Tammi Reiss almost hated basketball and the sour taste it left in her mouth lingered for years. She couldn’t pick up a ball without remembering the pain.

The national championship she had craved escaped her. First by nine points, then by three in overtime, then by a single one as the clock on the game and her career simultaneously ran out.

Inside a Los Angeles hotel room, Reiss wept and refused to talk to anyone. Not even her parents, who left her alone.

Three trips to the final four. No titles.

She needed something else to fill the void after her relationship with basketball fractured.



“I just wanted to walk away from it,” Reiss said of the torturous end to her two-time All-American career at Virginia. “I didn’t want to coach, I didn’t want to talk about it. … I just needed a break.”

To occupy the time after graduating in 1992, Reiss took up acting throughout the next 20 years. She had barely any experience, save for a few lessons in college. She also bounced between owning a dance club, modeling and working at a Gold’s Gym. Wounds faded over time and she served as an assistant coach at UVA in the mid-90s to appease her parents. In 1997, Reiss got back to playing.
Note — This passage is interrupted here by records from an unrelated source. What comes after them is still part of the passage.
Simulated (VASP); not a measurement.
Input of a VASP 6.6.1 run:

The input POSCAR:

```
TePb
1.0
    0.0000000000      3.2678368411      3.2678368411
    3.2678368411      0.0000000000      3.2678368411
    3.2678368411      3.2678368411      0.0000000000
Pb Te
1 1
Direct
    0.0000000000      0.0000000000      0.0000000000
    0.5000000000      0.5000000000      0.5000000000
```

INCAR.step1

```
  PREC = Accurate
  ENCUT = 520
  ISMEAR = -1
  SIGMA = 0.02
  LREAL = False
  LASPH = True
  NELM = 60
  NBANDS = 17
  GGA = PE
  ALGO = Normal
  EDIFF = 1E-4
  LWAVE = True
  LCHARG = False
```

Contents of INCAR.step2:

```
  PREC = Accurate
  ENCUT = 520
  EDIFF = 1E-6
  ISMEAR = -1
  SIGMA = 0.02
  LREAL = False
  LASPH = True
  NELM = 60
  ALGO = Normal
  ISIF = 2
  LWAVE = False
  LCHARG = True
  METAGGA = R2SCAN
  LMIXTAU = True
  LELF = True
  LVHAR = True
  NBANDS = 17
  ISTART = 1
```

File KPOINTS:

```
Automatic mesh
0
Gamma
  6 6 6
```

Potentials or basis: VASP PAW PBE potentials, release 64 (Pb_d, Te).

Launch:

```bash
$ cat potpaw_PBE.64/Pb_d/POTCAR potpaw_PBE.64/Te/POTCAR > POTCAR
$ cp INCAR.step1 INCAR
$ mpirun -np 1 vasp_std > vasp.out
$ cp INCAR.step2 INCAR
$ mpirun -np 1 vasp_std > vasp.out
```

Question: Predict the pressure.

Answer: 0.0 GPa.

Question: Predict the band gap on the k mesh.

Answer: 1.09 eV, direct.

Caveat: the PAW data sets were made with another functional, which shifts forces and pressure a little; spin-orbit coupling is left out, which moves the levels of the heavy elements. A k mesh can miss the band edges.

The first-year Syracuse assistant never fully settled on one career until 2011. She said she won’t get back into acting until her coaching career is over. Moving back and forth provided a stretch of time that stalled both tracks. She thinks she could’ve been a star actress or a head coach by now.

“It definitely slowed my career down, but that’s OK because it flourished me as a person in so many other aspects of my life,” Reiss said. “I wanted to have experiences. I didn’t want to be defined as one thing. That got boring for me.”

 

WOMENS BASKETBALL

Courtesy of Syracuse Athletic Communications

 

Paul Tylawsky, Reiss’ sixth grade teacher and future personal trainer asked her in eighth grade to choose between basketball and track and field.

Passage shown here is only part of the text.